Popular among bloggers is the word cloud, a representation of the frequency of keyword use in which the words themselves are sized according to their importance (see figure). While there are several online word cloud generators, the free and open-source statistics programming language, R, has a toolset that allows detailed development of word cloud representations.

Figure captionA word cloud of Web 2.0 buzzwords.

(Modified Wikimedia Commons image.)

One of the more interesting data representations is the cartogram, which is typically a map in which the map elements have been distorted so that their areas scale with a variable, such as population, income, carbon emission, etc. A simple cartogram of population is shown in the figure. A review article on cartograms has been posted to arXiv by doctoral candidate, Sabrina Nusrat, and professor Stephen Kobourov of the University of Arizona Department of Computer Science.[1]

Cartogram of the US population in 2010 (US Census data)
A simple cartogram of the US population in 2010, as derived from US Census data. The huge size of New Jersey demonstrates the area scaling of such maps (Via US Census Web Site.)

As can be imagined, area cartograms can be created in a panoply of pleasing forms that either attempt to reproduce the spatial arrangement of the original map by distorting its elements to scale with the variable of interest; or, to just place shapes of appropriate area on the plane. As can be seen in the following example of Nusrat and Kobourov, circles of appropriate area have been placed in the relative location of the US states on the plane to indicate the concentration of Starbucks and McDonald's locations.

Concentration of Starbucks and MacDonald's locations in the United States
Concentration of Starbucks and McDonald's locations in the United States. The circle size is indicative of the number of Starbucks coffee shops, while the intensity of the shading indicates the number of MacDonald's restaurants. The correlation is easily seen through this representation. (Figure 16 from ref. 2, used with permission.)[1-2]
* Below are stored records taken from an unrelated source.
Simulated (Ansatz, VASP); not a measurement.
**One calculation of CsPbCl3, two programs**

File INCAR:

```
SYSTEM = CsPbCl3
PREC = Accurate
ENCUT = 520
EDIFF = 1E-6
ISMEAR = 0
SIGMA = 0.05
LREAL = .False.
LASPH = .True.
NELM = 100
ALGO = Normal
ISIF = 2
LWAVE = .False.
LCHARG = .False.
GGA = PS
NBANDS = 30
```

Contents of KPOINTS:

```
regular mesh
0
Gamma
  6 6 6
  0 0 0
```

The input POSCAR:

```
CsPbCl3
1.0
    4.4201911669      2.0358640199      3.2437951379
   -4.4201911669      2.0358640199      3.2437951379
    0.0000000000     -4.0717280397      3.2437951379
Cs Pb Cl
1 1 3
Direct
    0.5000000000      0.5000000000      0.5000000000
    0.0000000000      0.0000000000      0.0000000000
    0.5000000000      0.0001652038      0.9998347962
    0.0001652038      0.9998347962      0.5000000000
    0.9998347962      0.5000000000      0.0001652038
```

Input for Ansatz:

Nusrat and Kobourov list quite a few cartogram techniques and historical examples in their paper.[1-2] The example of the above figure is a Dorling type cartogram, and it inspired me to attempt a similar cartogram program. My C language program (source code in my typical amateur coding style can be found here), accepts as an input a CSV format file of states and some data attribute of the states, and it outputs an SVG image as shown below.
A Dorling-type cartogram of the number of representatives of each state.
A Dorling-type cartogram of the number of Representatives of each state. The radius of the circles is scaled, not their area. (Author's program)

Unlike a true Dorling cartogram, this program overlaps circles, thereby preserving the map shape. While this might be a valid reason, the actual reason is that this was easier to code. Some example data files are the number of representatives in the house of representatives, and population. A skilled programmer should be able modify the program to give a true Dorling representation, or experiment with other shapes.

References:

  1. Sabrina Nusrat and Stephen Kobourov, "The State of the Art in Cartograms," EuroVis 2016 - the 18th EG/VGTC Conference on Visualization, Groningen, the Netherlands (June 6-10, 2016). To appear, Computer Graphics Forum, vol. 35, no. 3 (2016).
  2. Sabrina Nusrat and Stephen Kobourov, "The State of the Art in Cartograms," arXiv, May 30, 2016.
  3. Some interesting maps, including a few cartograms, can be seen at the David Rumsey Map Collection, Cartography Associates.